UX and design problems

  • Our current availability Ul and UX is not ideal

  • The UI lacks positive engagement when more hours are put in

  • The app allows users to put in availability we can't use

  • There is no good dashboard for Pros to see arrival patterns that match supply

  • No earning potential/summary presented to the Pros

  • The app does not educate users on how availability is used

  • The UI does not suggest or showcase times needed by the market

  • The existing design feels clunky and cumbersome to use


Below is the existing availability UX that was causing confusion amongst the workforce.


My job was to solve these issues with a series of clean and elegant design solutions that utilize familiar design patterns from the existing UI, while improving the end-user experience and solving the need to capture usable availability.


Solution

To design and test multiple concepts that allow the workforce to clearly input their availability into the app. We want to build a weekly schedule component that allows the Pros to simply create their schedule one time and apply it on a bi-weekly basis - allowing them the freedom to edit and modify their schedule simply and easily.

Must-haves

  • An availability gathering system that allows for 2 start times, 8 AM and 12 PM (Morning and afternoon)

  • An availability gathering system that ensures no unusable availability is gathered: Defined as availability less than 3 hours or not aligned to a start time we offer customers.
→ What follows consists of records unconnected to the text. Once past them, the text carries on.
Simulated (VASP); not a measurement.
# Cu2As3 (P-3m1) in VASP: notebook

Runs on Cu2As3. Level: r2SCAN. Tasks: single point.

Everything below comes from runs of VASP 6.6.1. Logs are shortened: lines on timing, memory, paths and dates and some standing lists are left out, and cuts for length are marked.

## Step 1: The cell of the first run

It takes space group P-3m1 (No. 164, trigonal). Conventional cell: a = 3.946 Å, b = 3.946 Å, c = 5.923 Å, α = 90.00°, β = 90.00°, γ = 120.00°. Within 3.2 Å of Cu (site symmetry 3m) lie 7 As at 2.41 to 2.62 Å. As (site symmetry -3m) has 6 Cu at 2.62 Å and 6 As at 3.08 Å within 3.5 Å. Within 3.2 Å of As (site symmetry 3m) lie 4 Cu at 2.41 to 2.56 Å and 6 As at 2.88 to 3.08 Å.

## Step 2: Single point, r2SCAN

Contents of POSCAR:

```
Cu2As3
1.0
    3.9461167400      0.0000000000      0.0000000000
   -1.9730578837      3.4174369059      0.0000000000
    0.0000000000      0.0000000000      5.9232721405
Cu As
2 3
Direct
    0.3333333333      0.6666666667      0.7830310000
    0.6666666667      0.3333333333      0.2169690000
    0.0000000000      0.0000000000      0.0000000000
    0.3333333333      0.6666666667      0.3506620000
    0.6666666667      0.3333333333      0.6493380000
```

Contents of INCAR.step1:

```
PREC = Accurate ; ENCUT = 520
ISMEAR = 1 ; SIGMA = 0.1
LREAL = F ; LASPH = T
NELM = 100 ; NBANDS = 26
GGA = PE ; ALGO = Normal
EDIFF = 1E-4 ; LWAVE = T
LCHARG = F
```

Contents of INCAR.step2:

  • Ensure we erase gap availability in what we collect - We don’t want unable time

  • Create a UI that is both easy, beautiful, and promotes collection 

  • Educates the Pros on how and why we need this

  • Entry into the availability from the home dashboard

Design Principles

  • No unusable time gathered

  • Be clear on 2 start times

  • Minimized gap availability and UI to visually educate

  • Behavioral and educational cues to drive increased availability

  • Ease of entry into the experience

Key framework - Fogg behavioral model

We needed a clear prompt to indicate when the user should enter in the needed availability. This is inline with the Fogg behavioral model of Motivation = Put in hours to get paid. Ability = I needed to create a simple way of allowing users to input time. Prompt = Highlight the action from the user profile dashboard when the business required the needed time.

My process


Research

I met with business stakeholder to gain deeper insights into how the existing availability model was problematic in creating issues for the business. I would then conduct user interviews to gather behavioral goals, patterns and feedback as how the they would enter availability into the system, what their mental model was, and the core goals behind these actions. With this data I began to understand the collective and overlapping issues both the business and workforce were experiencing.

Ideation

I started with sketches and wireframes and reviewed them with end-users and stakeholders within daily ops. We then moved into high-fidelity mockups with multiple options and right into the prototype phase to get a few working flows in the hands of the Pros. My thought process was to draft up efficient ways to visually group the time selections and explore multiple options on paper that leveraged custom and native iOS and Android controls.

Breaking down the slot times

Introduce a dropdown calendar.

 

Design concepts

Availability UI concept

We knew we liked the overall function and feel of this layout but after reviews with the team, we knew a smarter solution was to break the days into morning and afternoon slots. This mindset aligned with the current booking model.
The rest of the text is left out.